The next sample design for the customer satisfaction survey uses stratification by State
and also control sorting by Type
and Usage
within State
. After stratification and control sorting, customers are selected by systematic random sampling within strata. Selection
by systematic sampling, together with control sorting before selection, spreads the sample uniformly over the range of type
and usage values within each stratum (state). The following PROC SURVEYSELECT statements select a probability sample of customers
from the Customers
data set according to this design:
title1 'Customer Satisfaction Survey'; title2 'Stratified Sampling with Control Sorting'; proc surveyselect data=Customers method=sys rate=.02 seed=1234 out=SampleControl; strata State; control Type Usage; run;
The STRATA statement names the stratification variable State
. The CONTROL statement names the control variables Type
and Usage
. In the PROC SURVEYSELECT statement, the METHOD=SYS option requests systematic random sampling. The RATE= option specifies
a sampling rate of 2% for each stratum. The SEED= option specifies the initial seed for random number generation.

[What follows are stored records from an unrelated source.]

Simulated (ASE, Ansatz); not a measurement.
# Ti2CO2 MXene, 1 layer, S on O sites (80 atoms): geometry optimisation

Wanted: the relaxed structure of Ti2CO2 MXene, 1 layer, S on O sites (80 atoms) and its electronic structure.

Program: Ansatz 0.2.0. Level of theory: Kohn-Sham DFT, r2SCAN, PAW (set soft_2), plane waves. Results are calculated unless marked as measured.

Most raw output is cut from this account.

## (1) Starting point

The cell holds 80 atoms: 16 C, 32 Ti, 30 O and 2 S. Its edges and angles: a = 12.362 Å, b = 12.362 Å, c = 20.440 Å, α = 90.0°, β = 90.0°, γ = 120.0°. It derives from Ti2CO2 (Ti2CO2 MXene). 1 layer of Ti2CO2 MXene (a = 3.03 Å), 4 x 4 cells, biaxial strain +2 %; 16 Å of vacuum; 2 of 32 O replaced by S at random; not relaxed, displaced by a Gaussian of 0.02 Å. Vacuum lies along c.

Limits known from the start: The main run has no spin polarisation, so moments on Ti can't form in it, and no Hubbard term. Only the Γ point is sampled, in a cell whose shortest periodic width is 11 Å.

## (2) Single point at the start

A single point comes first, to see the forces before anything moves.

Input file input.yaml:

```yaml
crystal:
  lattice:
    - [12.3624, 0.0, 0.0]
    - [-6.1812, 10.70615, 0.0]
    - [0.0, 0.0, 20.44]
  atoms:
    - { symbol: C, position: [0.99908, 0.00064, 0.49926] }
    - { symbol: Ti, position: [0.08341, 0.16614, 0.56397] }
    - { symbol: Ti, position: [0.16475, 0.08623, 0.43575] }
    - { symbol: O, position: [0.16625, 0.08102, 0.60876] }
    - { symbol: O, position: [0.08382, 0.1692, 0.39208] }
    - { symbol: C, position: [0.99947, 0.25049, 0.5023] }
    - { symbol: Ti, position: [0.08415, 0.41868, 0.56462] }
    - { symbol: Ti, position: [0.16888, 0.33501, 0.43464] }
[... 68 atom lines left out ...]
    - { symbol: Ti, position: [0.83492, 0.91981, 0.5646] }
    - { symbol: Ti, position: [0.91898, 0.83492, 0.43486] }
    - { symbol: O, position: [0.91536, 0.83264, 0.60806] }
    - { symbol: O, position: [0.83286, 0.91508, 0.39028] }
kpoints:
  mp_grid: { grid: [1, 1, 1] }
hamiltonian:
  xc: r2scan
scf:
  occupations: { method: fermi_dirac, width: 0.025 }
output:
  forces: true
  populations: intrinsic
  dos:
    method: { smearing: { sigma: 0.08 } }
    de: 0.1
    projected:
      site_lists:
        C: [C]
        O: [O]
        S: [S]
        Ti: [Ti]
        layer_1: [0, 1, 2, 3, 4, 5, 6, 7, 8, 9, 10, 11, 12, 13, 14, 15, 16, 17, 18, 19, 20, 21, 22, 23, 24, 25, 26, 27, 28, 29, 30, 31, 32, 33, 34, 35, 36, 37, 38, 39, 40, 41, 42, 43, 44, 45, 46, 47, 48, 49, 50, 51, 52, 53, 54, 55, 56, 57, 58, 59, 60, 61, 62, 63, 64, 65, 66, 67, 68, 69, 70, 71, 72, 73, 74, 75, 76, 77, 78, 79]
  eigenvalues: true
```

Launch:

Figure 99.7 displays the output from PROC SURVEYSELECT, which summarizes the sample selection. A sample of 271 customers is selected
by using systematic random sampling within strata determined by State
. The sampling frame Customers
is sorted by control variables Type
and Usage
within strata. The type of sorting is serpentine, which is the default when SORT=NEST is not specified. See the section Sorting by CONTROL Variables for a description of serpentine sorting. The sorted data set replaces the input data set. (To leave the input data set unsorted
and store the sorted input data in another data set, use the OUTSORT= option.) The output data set SampleControl
contains the sample of customers.
Figure 99.7: Sample Selection Summary
Customer Satisfaction Survey |
Stratified Sampling with Control Sorting |
Selection Method | Systematic Random Sampling |
---|---|
Strata Variable | State |
Control Variables | Type |
Usage | |
Control Sorting | Serpentine |
Input Data Set | CUSTOMERS |
---|---|
Random Number Seed | 1234 |
Stratum Sampling Rate | 0.02 |
Number of Strata | 4 |
Total Sample Size | 270 |
Output Data Set | SAMPLECONTROL |